The 128-byte 'red zone' below RSP on System V AMD64 is a scratch area a leaf function (one that makes no further calls) may use without adjusting RSP at all. It is a free lunch for small leaf assembly routines but must not be used by any function that itself calls out, since a CALL instruction can overwrite it via signal handlers or nested calls.

Forgetting to keep RSP 16-byte aligned before a CALL to a C function is one of the most common assembly-C interop bugs. It rarely crashes immediately; instead it corrupts SSE-aligned local variables inside the callee, producing intermittent segmentation faults that seem unrelated to the actual misalignment.

  • Assembly is typically mixed with C for hot-path performance or for operations C cannot express, like raw syscalls or context switches.
  • System V AMD64 passes integer arguments in RDI, RSI, RDX, RCX, R8, R9 and floats in XMM0–XMM7.
  • RBX, RBP, and R12–R15 are callee-saved; RAX, RCX, RDX, RSI, RDI, R8–R11 are caller-saved.
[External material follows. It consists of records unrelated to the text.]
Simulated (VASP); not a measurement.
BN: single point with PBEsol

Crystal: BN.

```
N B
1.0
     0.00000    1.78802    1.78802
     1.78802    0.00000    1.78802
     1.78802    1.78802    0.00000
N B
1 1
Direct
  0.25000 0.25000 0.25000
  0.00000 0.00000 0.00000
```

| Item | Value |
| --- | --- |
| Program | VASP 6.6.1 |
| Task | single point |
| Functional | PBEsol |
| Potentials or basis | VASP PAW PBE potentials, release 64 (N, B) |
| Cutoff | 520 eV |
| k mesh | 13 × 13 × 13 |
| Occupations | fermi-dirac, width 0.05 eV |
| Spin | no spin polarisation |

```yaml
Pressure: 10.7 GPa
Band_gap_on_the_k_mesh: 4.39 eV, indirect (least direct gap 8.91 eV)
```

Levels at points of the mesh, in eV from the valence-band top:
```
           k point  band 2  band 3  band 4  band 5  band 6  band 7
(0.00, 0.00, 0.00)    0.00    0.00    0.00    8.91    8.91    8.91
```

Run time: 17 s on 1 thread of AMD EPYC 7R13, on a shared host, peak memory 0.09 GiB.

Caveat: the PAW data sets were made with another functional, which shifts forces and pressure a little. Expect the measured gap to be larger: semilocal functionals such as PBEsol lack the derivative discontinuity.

  • The stack must be 16-byte aligned at every CALL instruction, or SSE-aligned loads in the callee can fault.
  • Variadic C functions like printf require AL to hold the number of vector registers used for float arguments.
  • extern declares an external C symbol to call; global exposes an assembly symbol for C to call.
  • The 128-byte red zone lets leaf functions use stack space below RSP without adjusting the pointer.